Friday, March 18, 2011

The View of the Great Perfection

Many regard the pinnacle of Buddhist theory and practice to be the Great Perfection system of theory and practice resulting in perfect spiritual awakening. According to this view, the physical world, the form realm, and the formless realm all emerge from an implicate unity of the absolute space of phenomena (dharmadhatu), primordial consciousness (jnana), and a primal energy (jnana-prana) that is indivisible from both space and consciousness. The absolute space of phenomena is not to be confused with relative space; rather, it is the ultimate dimension of reality out of which space, time, energy, matter, and mind all emerge. This primordial unity of space, consciousness, and energy is the ultimate implicate order.

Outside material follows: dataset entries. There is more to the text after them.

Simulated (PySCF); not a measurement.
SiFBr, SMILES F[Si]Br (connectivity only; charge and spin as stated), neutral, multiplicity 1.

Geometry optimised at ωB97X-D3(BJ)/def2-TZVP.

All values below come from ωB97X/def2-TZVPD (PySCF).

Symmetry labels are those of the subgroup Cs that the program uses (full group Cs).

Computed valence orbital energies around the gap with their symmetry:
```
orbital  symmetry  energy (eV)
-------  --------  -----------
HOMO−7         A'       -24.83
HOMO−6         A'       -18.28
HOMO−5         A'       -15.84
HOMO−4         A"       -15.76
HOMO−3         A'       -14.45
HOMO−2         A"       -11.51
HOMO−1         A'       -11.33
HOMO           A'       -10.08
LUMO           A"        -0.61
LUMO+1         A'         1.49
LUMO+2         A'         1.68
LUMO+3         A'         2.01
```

Physicists have always set themselves the goal of understanding the objective universe as it exits independently of any relative observer, so their understanding of the melted and frozen vacuums is necessarily devoid of any notion of consciousness. This, as we have seen, may be a crucial limitation in their understanding of nature. Buddhists have always sought to understand the world of experience, not a purely objective world independent of experience. So in their understanding of nature, absolute space is not separate from primordial, nonlocal, time-transcending consciousness. And this ultimate consciousness is said to be imbued with unbounded knowledge and compassion and with a creative energy limited only by the natural laws of karma. This luminous space is the ground from which all possible worlds appear, and it is the ultimate nature of every observer's mind.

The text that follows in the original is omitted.